For weeping wisteria in the spring and blossoming chrysanthemums to brighten up your autumn, this beautiful shrine in downtown Tokyo is a must-visit.
Built in 1661, Kameido Tenjin Shrine is located in Tokyo’s Koto Ward in a sleepy, downtown area known as shitamachi (traditional area). The shrine is an integral part of local life, and if you’re lucky enough, you might catch a Japanese wedding ceremony or blessings of pregnant women and newborns being performed there.
The shrine, with its signature red bridge and scenic seasonal flowers, is also a place of worship for the Shinto god of learning. The three bridges leading to the main shrine are said to represent life, with the onnabashi (woman’s bridge), otokobashi(men’s bridge), and hirabashi. The picturesque arches represent the future, past, and present, respectively.
The kamein Kameido means turtle in Japanese, and you will see plenty of them sunbathing in the shrine’s pond. Watch these cute reptiles as you take in the shrine’s architecture and wisteria trellises.
Seasonal festivals and flowers
Visit in winter, and you will see Japanese students braving the cold and feverishly writing on ema(wish boards), eager to ace their entrance exams and get accepted to their school of choice. Wish them a heartfelt “Ganbatte!” (“Good luck!”) to lift their spirits.
Visit in summer for Reitaisai, the main festival of the shrine held in late August every four years.
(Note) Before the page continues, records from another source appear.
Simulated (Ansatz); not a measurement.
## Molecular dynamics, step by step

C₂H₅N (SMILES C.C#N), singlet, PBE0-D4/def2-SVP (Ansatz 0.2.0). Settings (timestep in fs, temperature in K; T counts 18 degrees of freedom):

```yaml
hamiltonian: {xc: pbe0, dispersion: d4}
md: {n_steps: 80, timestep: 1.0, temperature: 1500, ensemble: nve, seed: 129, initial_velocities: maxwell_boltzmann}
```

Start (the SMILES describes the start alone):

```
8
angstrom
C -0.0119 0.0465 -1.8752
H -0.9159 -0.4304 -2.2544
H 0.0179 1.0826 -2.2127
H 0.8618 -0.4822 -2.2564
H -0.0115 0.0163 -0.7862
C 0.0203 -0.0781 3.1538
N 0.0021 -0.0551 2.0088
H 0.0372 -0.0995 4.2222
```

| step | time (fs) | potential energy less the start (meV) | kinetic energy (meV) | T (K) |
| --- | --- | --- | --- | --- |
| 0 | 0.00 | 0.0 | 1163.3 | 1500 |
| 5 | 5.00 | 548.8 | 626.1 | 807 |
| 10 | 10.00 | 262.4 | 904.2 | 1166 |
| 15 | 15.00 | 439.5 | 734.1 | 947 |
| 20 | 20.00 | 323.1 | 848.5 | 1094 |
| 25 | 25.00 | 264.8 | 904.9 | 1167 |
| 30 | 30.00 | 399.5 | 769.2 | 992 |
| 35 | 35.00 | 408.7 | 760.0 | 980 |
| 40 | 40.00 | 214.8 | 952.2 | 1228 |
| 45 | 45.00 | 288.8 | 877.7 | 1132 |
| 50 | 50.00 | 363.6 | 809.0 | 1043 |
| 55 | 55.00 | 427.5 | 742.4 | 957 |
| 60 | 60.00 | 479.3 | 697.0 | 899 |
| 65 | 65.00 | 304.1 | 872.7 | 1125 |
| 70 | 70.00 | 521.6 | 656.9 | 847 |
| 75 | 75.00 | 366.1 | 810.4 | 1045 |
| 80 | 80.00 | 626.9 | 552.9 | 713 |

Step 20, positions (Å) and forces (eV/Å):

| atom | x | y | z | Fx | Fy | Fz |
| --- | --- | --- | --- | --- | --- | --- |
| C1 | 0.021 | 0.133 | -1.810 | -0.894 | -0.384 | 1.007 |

A picturesque temple with stunning views of Tokyo Sky Tree, Kameido Tenjin truly comes alive during Golden Week, a Japanese holiday every May, when its wisteria bloom for the Wisteria Festival. Be sure to bring your camera because the azalea shrubs complement the pale color of the wisteria petals, giving you the perfect background for a selfie. Expect crowds during Golden Week, but rest assured that you will have ample opportunity to maneuver around the grounds day or night, as the wisteria is lit up at night for evening visitors.
While the shrine’s main festival is during Golden Week, Kameido Tenjin Shrine also has a Plum Festival in February and Chrysanthemum Festival in October. Once you’ve toured the grounds of Kameido Tenjin, head to the nearby Japanese confectionery shop, Funabashiya, to try their famous kudzu mochiand other traditional sweets.